Democrats are looking at propping up the system by adding money to it. Republicans are making higher education a political enemy. Colleges will resist change. The professors and administrators are invested in the status quo. The campuses have sunk costs in their facilities. There is tradition and inertia. But the status quo is not sustainable. It needs to evolve and adapt. It would be good policy and politics for at least one of the two major political parties to put courage and ingenuity into adapting to the change that is taking place.
How about mandatory national public service? Create lots of alternatives from which to choose (even college might be folded in as one of the choices), provide a minimum wage stipend, and encourage kids to take a position somewhere away from home (though not required). Details negotiable.
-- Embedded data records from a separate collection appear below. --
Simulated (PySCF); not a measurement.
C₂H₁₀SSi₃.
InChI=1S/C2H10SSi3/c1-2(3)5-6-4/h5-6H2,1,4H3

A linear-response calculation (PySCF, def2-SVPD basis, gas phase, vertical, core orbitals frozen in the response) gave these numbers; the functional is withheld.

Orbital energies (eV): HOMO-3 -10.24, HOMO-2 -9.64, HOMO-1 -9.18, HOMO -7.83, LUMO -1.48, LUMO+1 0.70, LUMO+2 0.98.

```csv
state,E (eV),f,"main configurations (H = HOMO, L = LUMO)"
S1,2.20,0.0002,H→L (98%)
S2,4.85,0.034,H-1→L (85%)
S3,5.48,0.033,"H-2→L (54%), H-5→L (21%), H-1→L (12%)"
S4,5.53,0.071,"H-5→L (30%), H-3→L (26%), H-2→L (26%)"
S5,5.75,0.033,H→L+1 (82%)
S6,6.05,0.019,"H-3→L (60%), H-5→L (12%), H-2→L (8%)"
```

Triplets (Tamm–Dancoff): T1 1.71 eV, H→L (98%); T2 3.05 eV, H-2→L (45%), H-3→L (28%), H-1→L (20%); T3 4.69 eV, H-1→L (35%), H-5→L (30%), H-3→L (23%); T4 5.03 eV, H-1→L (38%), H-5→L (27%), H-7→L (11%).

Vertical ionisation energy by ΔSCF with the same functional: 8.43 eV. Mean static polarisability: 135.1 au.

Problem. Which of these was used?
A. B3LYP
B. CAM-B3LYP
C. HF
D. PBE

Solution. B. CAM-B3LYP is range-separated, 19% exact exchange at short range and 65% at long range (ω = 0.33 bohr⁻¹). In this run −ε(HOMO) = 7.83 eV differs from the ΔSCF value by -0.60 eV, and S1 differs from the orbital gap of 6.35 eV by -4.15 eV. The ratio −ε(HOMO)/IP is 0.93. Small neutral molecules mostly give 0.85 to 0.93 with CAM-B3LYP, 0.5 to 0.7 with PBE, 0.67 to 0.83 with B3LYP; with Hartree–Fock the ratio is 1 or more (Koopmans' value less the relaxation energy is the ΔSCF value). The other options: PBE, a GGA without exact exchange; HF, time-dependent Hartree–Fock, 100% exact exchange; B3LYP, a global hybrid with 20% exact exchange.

This is an important topic, and one dear to my heart as a retired teacher. I could write a great deal about it, but will restrain myself to focus on this one idea. I wonder how many kids go on to college because they don't know what else to do with themselves upon graduation from HS. Many seem not to be ready to be adults yet and are actually continuing their education to avoid whatever they think adulthood involves. Some might join the military for this purpose. I propose that our country would do well to seriously consider reinstating something that would be a hybrid of the CCC and Americorp. One of my sons did a year in Americorp in the early 90's when he was still in college. It was a fantastic experience for him. Now you have to be a college graduate to be accepted. A program like this could do much for "kids" who participate in it, as well as for our country in helping fill needs in education, infrastructure building and repair, and so on.